So 2017 has come and gone, and 2018 will undoubtably bring a whole new set of adventures…and hopefully another World Series win. But before we completely cast it aside to the rubble of history, let’s take a look at last year’s Houston Real estate data.
According to the latest report from the Houston Association of Realtors (HAR), single-family home sales for the full year rose 3.5 percent compared to 2016. For December specifically, the strongest sales performance took place among homes priced between $250,000 and $500,000.
In the city of Houston, the average sales price for 2017 rose 1.86% to $316,166. And by the end of December, a record 79,117 single-family homes had sold with a total dollar value of $23,049,934,248.
According to the Houston Association of Realtors, the 33,432 active listings in December 2017 represented a 2.2 percent decrease over December 2016. Pending sales rose to 5,413, a 24 percent increase from December 2016, and total property sales rose 4.9 percent to 8,125.
Days on Market, or the number of days it took the average home to sell, was unchanged at 62.

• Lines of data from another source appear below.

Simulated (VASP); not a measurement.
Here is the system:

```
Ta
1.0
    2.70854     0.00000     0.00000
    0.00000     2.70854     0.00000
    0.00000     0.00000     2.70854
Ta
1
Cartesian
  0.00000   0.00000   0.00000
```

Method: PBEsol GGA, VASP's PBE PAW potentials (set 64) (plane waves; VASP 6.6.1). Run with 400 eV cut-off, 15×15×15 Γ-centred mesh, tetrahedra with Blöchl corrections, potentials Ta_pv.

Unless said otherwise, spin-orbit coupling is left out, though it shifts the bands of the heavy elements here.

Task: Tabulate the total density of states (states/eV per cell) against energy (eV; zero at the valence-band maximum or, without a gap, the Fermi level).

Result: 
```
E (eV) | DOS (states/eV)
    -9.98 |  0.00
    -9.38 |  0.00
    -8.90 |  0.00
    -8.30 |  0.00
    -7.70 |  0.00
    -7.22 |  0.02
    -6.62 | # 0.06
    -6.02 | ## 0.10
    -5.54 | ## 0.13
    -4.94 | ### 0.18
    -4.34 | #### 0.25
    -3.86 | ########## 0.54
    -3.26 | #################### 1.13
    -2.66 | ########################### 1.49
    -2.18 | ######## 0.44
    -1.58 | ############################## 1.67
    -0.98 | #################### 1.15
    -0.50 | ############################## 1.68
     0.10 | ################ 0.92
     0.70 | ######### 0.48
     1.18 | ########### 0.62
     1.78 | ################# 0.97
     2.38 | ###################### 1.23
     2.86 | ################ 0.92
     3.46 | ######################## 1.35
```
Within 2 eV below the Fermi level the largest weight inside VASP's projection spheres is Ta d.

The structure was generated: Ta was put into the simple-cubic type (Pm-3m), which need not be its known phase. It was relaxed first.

Months of inventory began the year at a 3.3-months supply, and while it grew to a 4.3-months supply just before Harvey, it ended 2017 at a 3.2-months supply. For perspective, housing inventory across the U.S. currently stands at a 3.4-months supply, according to the latest report from the National Association of Realtors (NAR).
Besides the terribleness that was Harvey, we had a nice little 2017 from a real estate perspective. When one compares it to 2016, we had a very good year. As we will move into 2018, we will be watching carefully the trends discussed in our 2018 Housing Trends in Houston and beyond article. With respect to Houston, Oil Prices, Interest Rates, and demand for Harvey homes will be 3 metrics to watch as we move into the new year.